VW cheated on emissions tests of its “clean diesels”

Not as “clean” as claimed.

The relatively unknown non-profit International Council on Clean Transportation (ICCT) was actually trying to prove that diesel vehicles could be clean, but didn’t realise that it would uncover what is revealing itself to be the next great scandal in the automotive industry. When the ICCT tested the diesel variants of Volkswagen’s Passat and Jetta, and the BMW X5 in Europe, they found that the results from the road and lab tests didn’t make sense.

It then decided to replicate the tests in the US, where they borrowed equipment from West Viginia University – a portable emissions testing equipment which had a probe that could be inserted into the exhaust pipe to measure on-the-road driving emissions. At the same time, the California Air Resources Board (CARB) tested the vehicles in the lab. The vehicles passed the lab tests, but the real-world numbers were shocking. The BMW X5 passed the road test, but the VW Jetta exceeded the nitrogen oxide (NO) emissions standard by 15–35 times while the VW Passat spewed out 5–20 times the standard.

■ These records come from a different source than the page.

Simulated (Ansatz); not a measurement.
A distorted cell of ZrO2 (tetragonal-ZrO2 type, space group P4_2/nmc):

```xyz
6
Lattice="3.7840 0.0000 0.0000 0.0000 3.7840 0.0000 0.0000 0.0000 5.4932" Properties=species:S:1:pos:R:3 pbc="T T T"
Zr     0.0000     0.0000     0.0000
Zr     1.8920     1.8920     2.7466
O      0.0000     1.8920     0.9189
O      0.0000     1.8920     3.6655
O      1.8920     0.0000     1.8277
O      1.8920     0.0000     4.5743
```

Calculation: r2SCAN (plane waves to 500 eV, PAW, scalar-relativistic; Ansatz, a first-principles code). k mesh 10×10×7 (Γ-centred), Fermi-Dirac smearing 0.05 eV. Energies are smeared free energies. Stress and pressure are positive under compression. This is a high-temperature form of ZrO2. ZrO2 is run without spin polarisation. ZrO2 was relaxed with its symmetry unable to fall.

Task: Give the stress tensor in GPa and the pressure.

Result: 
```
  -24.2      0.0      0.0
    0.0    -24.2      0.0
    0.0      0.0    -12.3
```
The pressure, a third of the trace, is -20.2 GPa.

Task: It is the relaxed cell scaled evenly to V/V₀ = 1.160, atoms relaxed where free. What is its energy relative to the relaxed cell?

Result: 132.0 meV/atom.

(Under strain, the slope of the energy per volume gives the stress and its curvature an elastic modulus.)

Bloomberg reported that CARB and the US Environmental Protection Agency (EPA) then started investigations into the issue; this was back in May 2014. VW claimed that it had identified the problem and began recalling nearly half a million vehicles in the US to install a software patch. But further tests by CARB found that the vehicles’ emissions numbers were still in violation of the standard. The findings were shared with VW and EPA in July.

Finally, as regulators refused to grant approval for sale of VW’s 2016 models, the cat scratched its way out of the bag. According to the EPA, VW admitted that it had installed a defeat device, a clever software algorithm that detected when the vehicle was being put through its periodic emissions testing, and the car’s full emissions control system would be activated. But during normal driving conditions, the controls were switched off, resulting in the car releasing much more NO than is permitted by law.

Last Friday, the Obama administration directed the German automaker to recall nearly 500,000 cars, which comprises 4-cylinder VW and Audi vehicles – namely, all 2009-2015 models of the VW Jetta, VW Beetle, VW Golf, and Audi A3, and the 2014-2015 models of the VW Passat.

It is not expected that VW will be let off easily – not by the federal government, regulators or consumers – as recent safety violations by automakers have been aggressively pursued and reported in the media. However, final settlement numbers have often fallen short of expectations: GM paid a US$900 million penalty for failing to disclose faulty ignition switch; Toyota paid US$1.2 billion for concealing its cars “unintended acceleration” issue; Hyundai and Kia will be paying a combined US$300 million for overstating fuel economy ratings of their cars. Under the Clear Air Act, VW could be fined as much as US$37,500 for each recalled car, for a total penalty that could reach US$18 billion.

The company’s diesel models make up more than a quarter of sales in the US, and the brand has been struggling in the North American market. This recent scandal will undoubtedly loosen whatever foothold it has been able to make. There are no news yet from China and Europe on what actions they will be taking after this expose, but with the slowdown in the Chinese market and the strict European laws, this recent development bodes nothing good for VW in those markets.